Half a century after Rav Aharon Kotler’s prime talmid left America, he emerged as a leader of Eretz Yisrael’s yeshivah world. Now, as it faces an unprecedented crisis, Rav Moshe Hillel Hirsch is one figure who can unite both worlds for a common cause

IN a seforim-lined room in Bnei Brak where decisions affecting millions are made, silence is a sound all of its own. Thousands of people from around the world are familiar with this silence. Countless talmidim of the Slabodka yeshivah, streams of rabbanim and average people with burning questions, and of late, Israel’s top political leaders have all experienced it.

A question is asked — and then comes a noticeable pause, a space for thought and consideration. In this room, answers aren’t shot out; every word is carefully weighed. When the answer comes on the other side of the pause, it’s expressed in tones both soft and decisive.

Welcome to the world of Rav Moshe Hillel Hirsch, the English-speaking, American-raised gadol who’s emerged to lead Eretz Yisrael’s Torah world from the heart of Slabodka in Bnei Brak.

To enter this realm, the yeshivah where Rav Moshe Hillel Hirsch has served as co-rosh yeshivah for decades, we have to climb Rechov Ben Pesachya in Bnei Brak, and it’s a steep ascent. The climb lends a sense of gravity to the encounter, as if alluding that an audience with the manhig hador mandates an investment of effort and energy.

It’s evening time, seder shlishi, as we walk up to the old, impressive yeshivah building with two curving flights of stairs right at the front. A thunderous kol Torah pours out of the windows, and in the corridors and the plaza in front of the yeshivah, we encounter talmidim walking back and forth as they try to work their way through the intricacies of a sugya.
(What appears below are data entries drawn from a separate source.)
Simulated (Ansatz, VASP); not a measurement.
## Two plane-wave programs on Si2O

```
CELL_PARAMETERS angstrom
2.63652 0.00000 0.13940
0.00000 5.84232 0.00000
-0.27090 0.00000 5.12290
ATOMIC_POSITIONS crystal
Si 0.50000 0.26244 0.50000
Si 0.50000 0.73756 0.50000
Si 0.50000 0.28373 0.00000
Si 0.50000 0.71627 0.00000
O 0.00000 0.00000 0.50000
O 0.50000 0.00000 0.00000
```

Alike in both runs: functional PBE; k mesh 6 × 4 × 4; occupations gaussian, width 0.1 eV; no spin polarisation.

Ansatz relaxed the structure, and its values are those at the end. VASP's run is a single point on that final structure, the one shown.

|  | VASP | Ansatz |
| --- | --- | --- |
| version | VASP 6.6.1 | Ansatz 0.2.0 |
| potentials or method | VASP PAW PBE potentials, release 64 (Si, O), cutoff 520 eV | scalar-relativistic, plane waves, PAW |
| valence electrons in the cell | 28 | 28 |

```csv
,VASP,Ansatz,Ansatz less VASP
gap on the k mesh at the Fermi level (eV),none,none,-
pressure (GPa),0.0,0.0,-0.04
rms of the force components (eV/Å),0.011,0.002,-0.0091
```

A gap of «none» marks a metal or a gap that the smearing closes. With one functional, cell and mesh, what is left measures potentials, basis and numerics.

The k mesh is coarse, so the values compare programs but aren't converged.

Once you’ve powered up the incline, if you have patience and are ready to wait until the visiting roshei yeshivah and askanim are finished asking their questions, it’s actually very easy to get in. No “chatzer” has formed around this leader of the Torah world; there are no gatekeepers. The atmosphere is reminiscent of Ponevezh Yeshivah, in the years when bein hasedorim meant a stream of government leaders coming to speak to Rav Shach.

Now, after Maariv, the Rosh Yeshivah enters. There’s already a line of petitioners waiting. Some are bochurim who need advice and guidance. Another is a staff member of the yeshivah seeking to clarify tomorrow’s shiur.

Just a day earlier, news broke of a long, pointed phone call that took place between the Rosh Yeshivah and the prime minister of Israel. The question at stake was the future of the yeshivah world, amid the ongoing crisis of the army’s attempts to draft tens of thousands of bochurim.

Netanyahu, the master of words, was in for a surprise. Expecting to be able to placate his elderly interlocutor with some elegant rhetoric, it only took a few sentences of English for the prime minister to realize that this time, slogans wouldn’t work. The Rosh Yeshivah went through the issues one by one, clarifying the situation in Technicolor, leaving no room for evasive answers. “I should have come to this conversation better prepared,” a stunned Netanyahu chided his staff.

As the draft crisis comes to a head, creating an emergency greater than any other previously faced in the history of the modern Torah world — one man has emerged as indispensable.

In the wake of severe funding cuts to yeshivos and kollelim, and more recently, the attorney general’s decision that children whose fathers are avreichim of draft age aren’t eligible for daycare subsidies, the Israeli olam haTorah is in need of support from its American brethren more than ever before. Rav Moshe Hillel Hirsch, a close talmid of Rav Aharon Kotler, a famed son of the American Torah world and now the head of its Israeli equivalent, has emerged as the leader most equipped to bridge the two worlds.

But despite the heavy responsibilities resting on his shoulders, now, in this small room, all the storms are gone. Now there is a line of Yidden who want guidance and brachos. Right after that, there are chavrusas seeking to learn. And the night hasn’t even begun yet.